And it doesn't matter if the subprime buyer is in Orange County. The loss of a subprime buyer in Riverside means a moveup buyer can't purchase a home somewhere in Orange County.
Here is the story ...
From the O.C. Register: O.C.'s housing market to be spared worst of subprime fallout
The troubles in the subprime mortgage industry could bring stagnation to California's housing market, but Orange County should be spared the worst fallout, according to a UCLA economist.
In a report to be released today, Ryan Ratcliff, an economist with the UCLA Anderson Forecast, points out that markets with a higher proportion of first-time buyers and new homes – such as the Inland Empire and Ventura County – are seeing a bigger surge in defaults, or borrowers who fall 90 or more days behind on their mortgage payments, than areas like Orange County.
...
Orange County is "not a first-time buyer market or a market with a lot of new building," Ratcliff said in an interview. For those reasons, the recent rise in defaults is of a lesser magnitude here.
...
"Since the subprime market was almost the only thing keeping sales volume buoyant in the last years of the boom, the drying up of subprime credit suggests that home sales in California will be stagnant for some time to come," he writes.
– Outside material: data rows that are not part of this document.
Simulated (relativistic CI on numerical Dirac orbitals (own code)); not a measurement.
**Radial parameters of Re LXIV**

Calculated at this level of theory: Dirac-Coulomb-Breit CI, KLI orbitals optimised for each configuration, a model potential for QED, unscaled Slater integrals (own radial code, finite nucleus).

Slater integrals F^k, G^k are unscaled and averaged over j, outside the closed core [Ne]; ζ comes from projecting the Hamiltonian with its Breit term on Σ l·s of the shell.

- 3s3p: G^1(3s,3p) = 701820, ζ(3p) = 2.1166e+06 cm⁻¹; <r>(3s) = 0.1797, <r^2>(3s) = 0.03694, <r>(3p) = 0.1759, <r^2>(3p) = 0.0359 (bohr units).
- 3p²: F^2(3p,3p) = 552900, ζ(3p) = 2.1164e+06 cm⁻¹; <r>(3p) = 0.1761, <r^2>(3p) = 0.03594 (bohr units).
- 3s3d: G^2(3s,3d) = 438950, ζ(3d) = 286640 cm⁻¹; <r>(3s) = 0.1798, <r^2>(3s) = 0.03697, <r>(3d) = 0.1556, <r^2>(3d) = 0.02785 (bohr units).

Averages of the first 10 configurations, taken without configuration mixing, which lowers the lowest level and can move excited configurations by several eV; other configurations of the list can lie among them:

Hark! The Herald Angelo Sings!
by Tanta on 4/02/2007 10:43:00 AM
CFC's Angelo Mozilo reminds us why letting lenders regulate themselves has worked out so well.
He said adjustable-rate mortgages and loans made without a downpayment have been used for more than a generation with proven results.
“It’s very important that we put liquidity back in the system,” Mozilo said while co-hosting "Squawk Box." “It’s important that that the Fed backs off on these guidelines and that people realize hybrids are very good loans.”
We're from the mortgage industry and we're here to help.
WSJ: NEW may Announce BK Monday AM
by Calculated Risk on 4/02/2007 12:17:00 AM
From the WSJ: New Century May Announce Bankruptcy Filing
New Century Financial Corp. is expected to make an announcement early Monday ... people familiar with the situation said.
The company is widely expected to seek relief from creditors through a bankruptcy filing.
Sunday, April 01, 2007
A Walk Down the Subprime Memory Lane
by Tanta on 4/01/2007 09:01:00 AM
CR may have posted on this study by researchers at the OCC and Federal Reserve Bank of St. Louis early last year just after it was published; at the time I was distracted by my post-surgical morphine pump (and you think I’m a Luddite?) and quite honestly was paying no attention to such matters. It’s not just that I’m too lazy to check the archives. Some questions have arisen in the comments recently about the history of subprime lending, as well as the extent to which depository institutions are implicated in it. So this may be worth a read even if we’ve been there before.
It’s a good paper; it’s also worth thinking about how off the mark some of its predictions about the direction of the subprime market turned out to be, just a year or two later. The authors were using data sets up to about mid-2004 and were writing in 2005, at what now appears the top of the real estate market in a lot of places. Even the list of subprime originators is sorely out of date: note the statement that “Household Financial Services, one of the original finance companies, has remained independent and survived the period of rapid consolidation. In fact, in 2003 it was the fourth largest originator and number two servicer of loans in the subprime industry.” Of course HSBC, a depository, was busy negotiating the purchase of HFS at the moment that sentence was written.
So the discussion here of the recent history of subprime originating is a bit dated in spots. What disappoints me is that the authors do not address one of the key facts about the situation in the 90s that I happen to remember: how the prime-lender depositories got their feet wet in subprime to start with.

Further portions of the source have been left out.